Much of the states’ lawsuit claims to object to increased stated expenditures. But in reality, they are objecting to the mere presence of noncitizens in their borders. The states’ motivations are made clear by the fact that, while objecting to increased noncitizen presence, Texas and Louisiana have worked to encourage population growth and domestic migration from other states.
The states have also publicly touted their success in doing so. For example, over the past several years, Governor Greg Abbott has repeatedly made clear that he believes population growth is a boon. In one tweet, Governor Abbot said that “Newcomers are welcome. They just need to help keep TX an appealing state.”
Texas and Louisiana’s true motivations are cast in stark relief by their dogged harassment of noncitizens within their borders. In recent years, both Texas and Louisiana have passed a litany of anti-immigrant laws.
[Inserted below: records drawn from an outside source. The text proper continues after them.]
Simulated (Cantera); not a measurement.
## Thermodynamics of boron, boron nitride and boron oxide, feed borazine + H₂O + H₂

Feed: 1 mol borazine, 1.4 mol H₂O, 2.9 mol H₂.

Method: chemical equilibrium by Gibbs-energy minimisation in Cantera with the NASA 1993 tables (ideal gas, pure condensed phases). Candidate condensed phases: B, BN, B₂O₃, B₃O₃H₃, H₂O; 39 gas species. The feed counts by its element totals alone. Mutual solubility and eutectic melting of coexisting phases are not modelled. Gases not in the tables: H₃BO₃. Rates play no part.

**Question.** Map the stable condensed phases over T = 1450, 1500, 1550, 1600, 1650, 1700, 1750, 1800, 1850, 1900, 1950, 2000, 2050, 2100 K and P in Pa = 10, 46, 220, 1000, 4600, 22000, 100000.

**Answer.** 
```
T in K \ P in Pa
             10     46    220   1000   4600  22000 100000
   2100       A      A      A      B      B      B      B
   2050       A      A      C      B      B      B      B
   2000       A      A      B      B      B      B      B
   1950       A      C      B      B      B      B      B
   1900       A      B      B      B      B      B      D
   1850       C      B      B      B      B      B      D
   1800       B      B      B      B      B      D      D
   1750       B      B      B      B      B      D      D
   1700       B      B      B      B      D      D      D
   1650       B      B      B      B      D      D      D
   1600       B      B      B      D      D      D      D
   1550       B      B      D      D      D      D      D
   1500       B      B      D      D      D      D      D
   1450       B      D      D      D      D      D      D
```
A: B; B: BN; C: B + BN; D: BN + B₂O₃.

The states’ general objection is not a lawful basis for a state to claim injury. It is well established that discrimination on the basis of race, national origin, or citizenship status is inherently suspect under the U.S. Constitution, including discrimination against noncitizens who are subject to deportation. The Supreme Court has also made clear that a state’s desire to harm a politically unpopular group is not a legitimate interest for a state government to pursue.
What’s more, Texas and Louisiana’s assertions of standing draw upon well-worn racist and xenophobic tropes describing immigrants as inherently burdensome on public resources and safety. The states’ position that immigrants are a costly burden echoes arguments made by eugenicists in the early 1900s in support of racially exclusionary immigration laws: that immigrations of racial groups they viewed as inferior and “criminally inclined” should be barred from entry lest they impose greater costs on state services.
There is a direct throughline from those arguments to the states’ standing arguments in United States v. Texas. The rhetoric of “invasion” and the supposed threat that immigrants of color pose to America have been mobilized again and again over the course of the 20th century, including in opposition to accommodations for Haitian refugees fleeing the Duvalier regimes and Cubans during the 1980 Mariel Boatlift. In both cases, unfortunately, this racist rhetoric worked, and the legacy immigration service responded with harsher action against refugees, including mass detention.
Today, in word and deed, Texas is giving new life to this familiar, dangerous rhetoric.
Against this background, it is clear Texas and Louisiana’s claim that they are injured by the presence of noncitizens within their borders is closely tied to a long history of racist and xenophobic thought and action. The Court should reject their lawsuit for this reason.